Friday 25 May 2012

Imminent Linguicide

Alot is not a real word. It’s two words, as in ‘I rant at my screen a lot’. That’s not hard to learn, surely?

Apparently so, because I see it all the time throughout the internet.

There’s no such word as ‘forums’ either. It’s fora. It’s a simple enough lesson, but if you look at most online message boards you’d think that learning a new word was as impossible as implementing a decent European fiscal policy or teaching D*n Br*wn how and when to use exposition.

I’m utterly dismayed when I read things like the following, which is a large forum creator’s explanation that he knows that ‘fora’ is the correct plural, however…

‘…whilst we are against most forms of language dumbing-down, we are also against unnecessary complication. Everyone knows and understands the word forums. Most people don't know what fora means. There is almost no chance of changing that situation significantly, no matter how hard the purists might want to. Like the failed Esperanto language, we believe reality wins over idealism. It's sad but inescapably true. We don't believe it makes sense to promote fora as the "correct" pluralisation because it creates confusion, offers no real benefit, and can't work anyway so it's pointless trying.’

That’s that then; it’s pointless trying. I know that you can’t see me, but I’m shaking my head in disbelief and exasperation. He may as well have said, ‘I’m going to die so it’s pointless living’.

We have the language of Keats, of Milton, of Shakespeare and it’s pointless trying to retain its magnificent complexity. We may as well reduce it to ‘Shl I kmpr u2a smrs day’.

It’s as ridiculous as saying (as I heard this week) that a new blockbuster movie is ‘awesome’. If the great Cthulu and all his fictional deity mates ripped the sky apart and came screaming through the lacerations in the fabric of the of the space-time continuum along with the Four Horsemen of the Apocalypse, and if they were all lead by the late, great, Charlton Heston in full Moses regalia…  now THAT would be awesome indeed. But a movie? No. That’s not awesome, it’s merely entertaining.

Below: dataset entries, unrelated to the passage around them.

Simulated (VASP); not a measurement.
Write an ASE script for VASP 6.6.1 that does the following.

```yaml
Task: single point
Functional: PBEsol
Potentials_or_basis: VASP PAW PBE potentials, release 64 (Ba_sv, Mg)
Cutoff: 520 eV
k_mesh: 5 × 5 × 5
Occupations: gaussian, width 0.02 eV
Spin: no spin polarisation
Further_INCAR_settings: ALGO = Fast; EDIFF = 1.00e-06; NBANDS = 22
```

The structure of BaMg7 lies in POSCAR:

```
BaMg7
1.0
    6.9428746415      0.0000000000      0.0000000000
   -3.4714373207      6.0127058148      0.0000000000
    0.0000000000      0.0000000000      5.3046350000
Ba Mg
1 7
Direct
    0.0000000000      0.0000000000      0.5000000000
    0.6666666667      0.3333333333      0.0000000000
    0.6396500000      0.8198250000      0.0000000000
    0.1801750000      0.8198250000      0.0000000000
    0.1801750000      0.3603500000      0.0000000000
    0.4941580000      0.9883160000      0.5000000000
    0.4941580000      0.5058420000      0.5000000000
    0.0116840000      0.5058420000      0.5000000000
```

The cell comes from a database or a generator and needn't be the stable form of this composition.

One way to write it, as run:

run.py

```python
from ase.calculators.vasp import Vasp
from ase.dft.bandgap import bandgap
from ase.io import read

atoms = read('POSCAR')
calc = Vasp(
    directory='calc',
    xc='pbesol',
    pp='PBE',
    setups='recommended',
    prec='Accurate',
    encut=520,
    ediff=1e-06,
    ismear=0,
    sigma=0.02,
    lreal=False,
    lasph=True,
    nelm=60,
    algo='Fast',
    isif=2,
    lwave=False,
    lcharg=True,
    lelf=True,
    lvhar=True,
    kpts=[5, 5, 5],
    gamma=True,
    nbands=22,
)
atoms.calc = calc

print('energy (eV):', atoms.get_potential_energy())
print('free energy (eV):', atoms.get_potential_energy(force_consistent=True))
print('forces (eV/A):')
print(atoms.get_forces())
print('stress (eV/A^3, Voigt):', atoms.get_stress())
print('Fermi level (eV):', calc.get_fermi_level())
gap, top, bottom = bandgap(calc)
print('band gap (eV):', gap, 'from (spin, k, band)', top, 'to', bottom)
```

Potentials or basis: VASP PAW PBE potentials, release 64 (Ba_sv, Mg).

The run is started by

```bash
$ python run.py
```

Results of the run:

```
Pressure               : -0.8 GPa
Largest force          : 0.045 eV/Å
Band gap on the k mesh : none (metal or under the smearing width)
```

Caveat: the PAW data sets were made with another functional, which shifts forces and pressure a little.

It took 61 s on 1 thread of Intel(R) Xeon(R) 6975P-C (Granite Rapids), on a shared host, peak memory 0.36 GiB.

Do these things matter? Well yes, I think that they do, in the same way that correct apostrophe use is important – just how did a film called ‘Two Weeks Notice’ ever get released? On grammatical AND artistic grounds? Was nobody at all in the Warner Brothers organisation taught about apostrophe usage with possession and omission? Or maybe they know but decided against the apostrophe on artistic grounds?

These are rules, and if we play fast and loose with these, then what other rules can we decide to ignore? Tax evasion? Speeding? Murder? Where do you draw the line?

I think that you can tell by the tone of this piece that I’m feeling particularly old this week. I’ve noticed that there are more grey hairs on my chest than black ones and that when I stand up my knees crack like a shot from Chuck Connors’ rifle; you might need to look that one up if you’re not old yourself.

If I’m honest I know that change is good. Change is healthy. The world is made for the young. Otherwise we’d still be living in Elizabethan squalor, doffing our caps to the local Squire and eating frumenty.

There is no point whatsoever in ranting against linguistic changes, trying to turn a tide whose advance is – as the owner of that forum said – inevitable. It only leads to frustration, stomach ulcers and a reputation for being the local nutter.

Language evolves, innit? But there’s still no such word as ‘alot’.